Washington, D.C.— Twenty consumer and housing organizations called on the National Association of Insurance Commissioners (NAIC) to be more transparent about its homeowners insurance data call, agree to make the data available to the public, and begin collecting this and more data on a regular basis. In a letter to these state insurance regulators, the organizations are seeking clarity about the current data call, including a list of states that are participating and those that have refused to collect data.
“As Americans try to navigate the insurance market’s skyrocketing prices and diminished coverage offerings, and as they face insurer withdrawals from regions in which climate change driven losses and risk threaten family finances and community economies, policymakers and researchers find very little public data available to help interpret and address this crisis,” the advocates wrote. “With your data call, we hope an era of open data has begun. Public safety and trillions of dollars of family assets, as well as the whole of the American economy, have a stake in making sure we get this right.”

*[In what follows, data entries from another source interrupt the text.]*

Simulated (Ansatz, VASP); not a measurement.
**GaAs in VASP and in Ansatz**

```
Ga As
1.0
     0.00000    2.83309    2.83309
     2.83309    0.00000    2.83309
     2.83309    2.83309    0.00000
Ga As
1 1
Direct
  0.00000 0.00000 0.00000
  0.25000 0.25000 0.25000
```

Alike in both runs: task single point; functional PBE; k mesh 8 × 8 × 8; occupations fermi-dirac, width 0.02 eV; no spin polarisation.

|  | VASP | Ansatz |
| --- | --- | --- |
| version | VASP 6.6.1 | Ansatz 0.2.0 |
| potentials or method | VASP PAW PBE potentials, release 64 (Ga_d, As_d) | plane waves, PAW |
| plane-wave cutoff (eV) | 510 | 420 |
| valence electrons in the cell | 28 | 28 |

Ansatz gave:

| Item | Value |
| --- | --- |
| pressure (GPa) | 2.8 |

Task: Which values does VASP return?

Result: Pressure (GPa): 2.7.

In March 2024 the NAIC announced that insurance regulators had agreed to participate in this data call to collect information about homeowners insurance for the years 2018 through 2022. This project is in response to a previously approved data collection effort by the Federal Insurance Office (FIO), which agreed not to collect the data from insurers when the NAIC announced its effort.
“In order to address the property insurance crisis, the public needs access to granular data about the market,” said CFA’s Research and Advocacy Associate Michael DeLong. “Not only should NAIC be more transparent about the current data call, it should also commit to ongoing data collection, and the Federal Insurance Office should be prepared to use its data collection authority where the NAIC effort falls short.”
“Climate-driven insurance disruptions are causing major pain for households around the country and have been acknowledged as a major threat to financial stability. In order for officials to get a handle on this crisis, we must have thorough and publicly available data,” said Jordan Haedtler, Climate Finance Specialist at Climate Cabinet. “The data being collected by FIO and the NAIC is an essential step toward state policymakers implementing FIO’s recommendations for stronger climate risk supervision. That data must be available in a way that can shape informed public policymaking.”
“As the current property insurance crisis threatens the financial health of American families, communities, and our national economy, state insurance commissioners are failing to ensure that the public and policymakers have access to information needed to secure their safety,” said Anne Perrault, Senior Climate Finance Policy Council at Public Citizen. “While insurers continued their unprecedented rate hikes, reductions in homeowner coverage, and withdrawals in 2023, the NAIC data collection effort inexplicably proposes, for example, to collect a mere portion of critical data for only the 2018-2022 period, and to keep collected data from the American public. FIO and NAIC owe it to the American public to provide a comprehensive transparent data collection effort.”
In addition to seeking clarity on the scope of the data call and highlighting the importance of public access, the groups are urging regulators to expand data collection in the future. In particular, they say, the NAIC should collect data regarding insurance for manufactured housing, condo and co-op owners, tenants, and affordable housing developers. Data should also be collected on each state’s market of last resort (including FAIR Plans and Citizens Insurance companies) as well the “force-placed” insurance that lenders take out and charge to homeowners who drop their coverage.
“The NAIC and FIO have initiated a process by which regulators, policymakers, researchers, and the public can gain desperately needed insights into America’s property insurance market and the crisis it is stirring up for communities across the nation. It is critical that the data collected not stay hidden from view and unavailable for independent analysis,” the groups wrote.